Moreover, intuitively we wouldn’t expect there to be any other edges in the above graph. Sneezing and fever, though correlated - each is more likely if Alice has flu - are not direct causes of each other. That is,

$P(sneezing \ | \ fever ) \neq P(sneezing) \ \text{ but } \ P(sneezing \ | \ fever, \ flu ) = P(sneezing \ | \ flu).$

*Bayesian networks*

Let $G$ be a *directed acyclic graph* or *DAG* $G$. (Here a directed
graph is a presheaf on
($\bullet \rightrightarrows \bullet$)).

The set $Pa(Y)$ of *parents* of a node $Y$ of $G$ contains those nodes
$X$ of $G$ such that there is a directed edge $X \to Y$.

So, in the example above $Pa(flu) = \emptyset$ while $Pa(fever) = Pa(sneezing) = \{ flu \}$.

To each node $X$ of a directed graph $G$, we may associate a random variable, also denoted $X$. If $V$ is the set of nodes of $G$ and $(x_X)_{X \in V}$ is a choice of value $x_X$ for each node $X$, such that $y$ is the chosen value for $Y$, then $pa(y)$ will denote the $Pa(Y)$-tuple of values $(x_X)_{X \in Pa(Y)}$.

To define Bayesian networks, and establish the notation, let’s revise some probability basics.

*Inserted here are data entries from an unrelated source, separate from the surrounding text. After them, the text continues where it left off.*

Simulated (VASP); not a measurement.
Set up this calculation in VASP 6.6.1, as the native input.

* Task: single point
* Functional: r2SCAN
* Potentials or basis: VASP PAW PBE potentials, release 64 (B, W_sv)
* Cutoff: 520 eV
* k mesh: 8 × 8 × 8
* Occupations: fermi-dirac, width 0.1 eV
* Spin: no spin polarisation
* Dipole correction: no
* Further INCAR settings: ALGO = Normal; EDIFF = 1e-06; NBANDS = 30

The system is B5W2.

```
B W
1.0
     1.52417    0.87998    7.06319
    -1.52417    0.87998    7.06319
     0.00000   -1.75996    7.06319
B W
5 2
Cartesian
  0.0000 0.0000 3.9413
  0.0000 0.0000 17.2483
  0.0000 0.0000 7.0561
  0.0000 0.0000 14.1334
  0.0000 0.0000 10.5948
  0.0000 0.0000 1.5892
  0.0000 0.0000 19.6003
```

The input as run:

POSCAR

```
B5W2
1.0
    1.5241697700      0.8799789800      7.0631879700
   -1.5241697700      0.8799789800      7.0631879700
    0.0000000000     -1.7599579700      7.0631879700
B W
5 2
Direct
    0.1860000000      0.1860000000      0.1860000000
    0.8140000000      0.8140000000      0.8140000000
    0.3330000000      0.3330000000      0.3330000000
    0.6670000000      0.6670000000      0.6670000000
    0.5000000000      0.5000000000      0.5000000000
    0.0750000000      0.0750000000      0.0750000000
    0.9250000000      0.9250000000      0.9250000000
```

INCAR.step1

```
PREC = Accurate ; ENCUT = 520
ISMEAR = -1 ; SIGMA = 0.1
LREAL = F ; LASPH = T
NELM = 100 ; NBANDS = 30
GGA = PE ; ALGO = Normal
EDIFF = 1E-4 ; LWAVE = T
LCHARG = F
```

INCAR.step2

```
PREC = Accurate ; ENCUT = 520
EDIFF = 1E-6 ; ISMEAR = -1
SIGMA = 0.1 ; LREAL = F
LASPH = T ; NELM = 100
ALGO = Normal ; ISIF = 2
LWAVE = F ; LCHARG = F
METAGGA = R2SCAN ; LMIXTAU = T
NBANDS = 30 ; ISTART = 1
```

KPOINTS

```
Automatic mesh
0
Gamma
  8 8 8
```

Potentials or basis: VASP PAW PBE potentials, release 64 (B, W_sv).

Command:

Let $P(x,y \ | \ z)$ mean $P(X = x \text{ and } \ Y = y \ | \ Z = z)$,
the *probability that $X$ has the value $x$, and $Y$ has the value $y$
given that $Z$ has the value $z$*. Recall that this is given by

$P(x,y \ |\ z) = \frac{ P(x,y,z) }{P(z)}.$

The *chain rule* says that, given a value $x$ of $X$ and sets of values
$\Omega, \Lambda$ of other random variables,

$P(x, \Omega \ | \ \Lambda) = P( x \ | \ \Lambda) P( \Omega \ | \ x, \Lambda).$

Random variables $X$ and $Y$ are said to be *conditionally independent
given $Z$*, written $X \perp\!\!\!\!\!\!\!\perp Y \ | \ Z$, if for all values
$x$ of $X$, $y$ of $Y$ and $z$ of $Z$

$P(x,y \ | \ z) = P(x \ | \ z) P(y \ | \ z).$

By the chain rule this is equivalent to

$P(x \ | \ y,z ) = P (x \ | \ z) , \ \forall x,y, z.$

More generally, we may replace $X,Y$ and $Z$ with sets of random variables. So, in the special case that $Z$ is empty, then $X$ and $Y$ are independent if and only if $P(x, y) = P(x)P(y)$ for all $x,y$.

#### Markov condition

A joint probability distribution $P$ on the nodes of a DAG $G$ is said to satisfy the Markov condition if for any set of random variable $\{X_i\}_{i = 1}^n$ on the nodes of $G$, with choice of values $\{x_i\}_{i = 1}^n$

$P(x_i, \dots, x_n) = \prod_{i = 1}^n P(x_i \ | \ {pa(x_i)}).$

So, for the flu, fever and sneezing example above, a distribution $P$ satisfies the Markov condition if

$P(flu, \ fever, \ sneezing) = P(fever \ | \ flu) P(sneezing \ | \ flu) P(flu).$

A Bayesian network is defined as a pair $(G,P)$ of a DAG $G$ and a joint probability distribution $P$ on the nodes of $G$ that satisfies the Markov condition with respect to $G$. This means that each node in a Bayesian network is conditionally independent, given its parents, of any of the remaining nodes.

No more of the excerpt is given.